Going into the new year, things are starting to ramp up again in studios the world over - new releases from bands we all know and love (Muse’s new release is a great example!) as well as bands, solo artists and much more now looking to build their content and releases for the rest of the year.
One thing we can all focus on as engineers or producers, however, are the goals we have for our own process to help bring these visions to life much easier than we have been previously; hence, common recording goals you may choose to make this year that will likely help no end.
So, let’s dive in!
Easier Source Recording
Time and time again, I’ve made the statement that making sure that you get the recording right at the source is the best way to guarantee an easier time when mixing, let alone help you bring to life the ideas you have much easier while recording.
One of the most overlooked elements of this process, aside from microphones or preamps, is a good DI box.
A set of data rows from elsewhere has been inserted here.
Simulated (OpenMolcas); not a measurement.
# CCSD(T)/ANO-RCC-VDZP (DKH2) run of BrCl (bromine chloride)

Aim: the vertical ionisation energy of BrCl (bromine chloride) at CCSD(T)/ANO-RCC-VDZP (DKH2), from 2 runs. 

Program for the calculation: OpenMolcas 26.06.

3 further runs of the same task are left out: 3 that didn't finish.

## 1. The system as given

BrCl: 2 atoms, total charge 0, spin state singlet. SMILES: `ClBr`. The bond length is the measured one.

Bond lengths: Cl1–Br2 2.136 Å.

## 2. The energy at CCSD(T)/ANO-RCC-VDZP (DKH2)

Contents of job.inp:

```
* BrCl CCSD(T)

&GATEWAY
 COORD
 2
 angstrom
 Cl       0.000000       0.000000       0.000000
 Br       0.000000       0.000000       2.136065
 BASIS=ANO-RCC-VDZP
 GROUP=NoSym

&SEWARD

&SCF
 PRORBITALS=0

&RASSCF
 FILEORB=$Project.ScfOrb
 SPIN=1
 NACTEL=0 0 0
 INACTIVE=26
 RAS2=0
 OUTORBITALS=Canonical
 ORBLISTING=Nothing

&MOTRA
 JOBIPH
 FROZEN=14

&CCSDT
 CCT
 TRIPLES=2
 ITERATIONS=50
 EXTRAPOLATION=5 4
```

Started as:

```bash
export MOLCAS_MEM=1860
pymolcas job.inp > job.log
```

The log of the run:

The humble, and often simple in design, DI box is a sure fire way to make your life much easier across the entire recording process - from the source audio, to experimenting later down the line, the one thing you’ll want to make sure of is that your stringed instruments such as guitar or bass have been recorded with a good DI.
There’s not much in terms of tonality between the different manufacturers, but there's a timbre to different designs that really make them stand out on their own, as opposed to just a direct signal into an interface without a DI in the signal. Simply a DI or Direct Injection Box takes a line level signal and changes the impedance to a mic level signal, allowing you to get a much higher output.
Typically, guitar outputs aren’t too loud, and neither are microphones, but like a microphone has a preamp to boost the signal, a DI box is much the same in terms of what it’s designed to do.
The Radial Engineering line have always been a great starting point for nearly all engineers for DI Boxes
Different designs will give you slightly different results, but a bog standard designed DI will do the job, but a JFET or tube DI will give you a much better signal, along with much more desirable harmonics when using a tube DI.
Either way, a good DI will give you a cleaner, noiseless signal, all with the aim to allow better reamping, and cleaner tone to mix with especially in the case of bass guitar and it’s low end - plus, electric piano, drum machines, and much more, benefit much more from a DI than without one.
Organise Your Studio
Organising your studio can be difficult, but giving advice on how to organise it is sometimes even harder. Fortunately, I’ve tried many different ways to organise my own studio and I’ve found a few varied tips you may find handy going into the new year!
Recently, more than any other handy gadget for my studio, has been the 5-way broom holder that just so happens to be the perfect size for most microphone stands and will no doubt make my life far easier when reaching for an impromptu acoustic guitar recording session like I had recently!
I didn’t pull the trigger on this for a while, but this has been a circulating tip for around 5-6 years that I should’ve jumped on much sooner (and didn’t, so do follow my mistakes!).
Above, is the single version of what can be used as a single microphone stand holder - I actually have this to hold a broom in my kitchen which allowed me to test my theory on holding mic stands, and they're a perfect fit!
Ramekin dishes are so common nowadays. These small, year deceptively deep dishes can be found when you buy a creme brulee, or small cheesecake from a local supermarket, but they serve an even better purpose - holding picks, Alan keys, and similar to make sure you don’t lose them.
I’ve been using these for everything recently, from holding screws from an amp I’ve been servicing, to beer bottle caps that I’ve been asked to save for my girlfriend's Mom for an art project; there’s a million and one uses for these and I’ve only just scratched the surface. The best part, is that as you get older, it seems you just acquire them more and more so put them to use!
Lastly, a UK shop called Wilkinson's has been a godsend when looking for a way to store my mic clips, shock mounts, and much more. As you build your mic locker, you find you acquire more and more standard handheld mic clips as you go through the years, and they take up a surprising amount of space if you don’t organise them!
Enter, the humble plastic box, made for all your storage needs and takes up far less room. Not only can they help you organise your accessories far more efficiently, but they can be tailored to look best for your studio as well!
Networking is by far and away the easiest goal to focus on this year. Bands have been out of action on the stage and I know all the bands I’m working with are desperate to play shows as much as they can this year, which means this is a perfect opportunity to network with new bands, and intermingle with new potential clients in the process. You also get to support your local scene in the process and keep live music alive, so there’s really no downside at all!
This year, ask more questions. By that I mean ask more questions you’re usually too afraid to ask. The hardest thing to face is the concept of being told ‘no’, but once you overcome that small fear, there’s a boundless possibility of other answers you don’t get to explore in simply not asking that question; moreover you’d be surprised how many times the answer is ‘yes’ or similar, and by not asking, your answer is already ‘no’.
My whole career has been based on this one idea to be completely honest, and had I not asked questions like ‘Hey, do you want to record with me?’ or ‘Hey, are there any positions available at your company?’ then my life would be very very different indeed.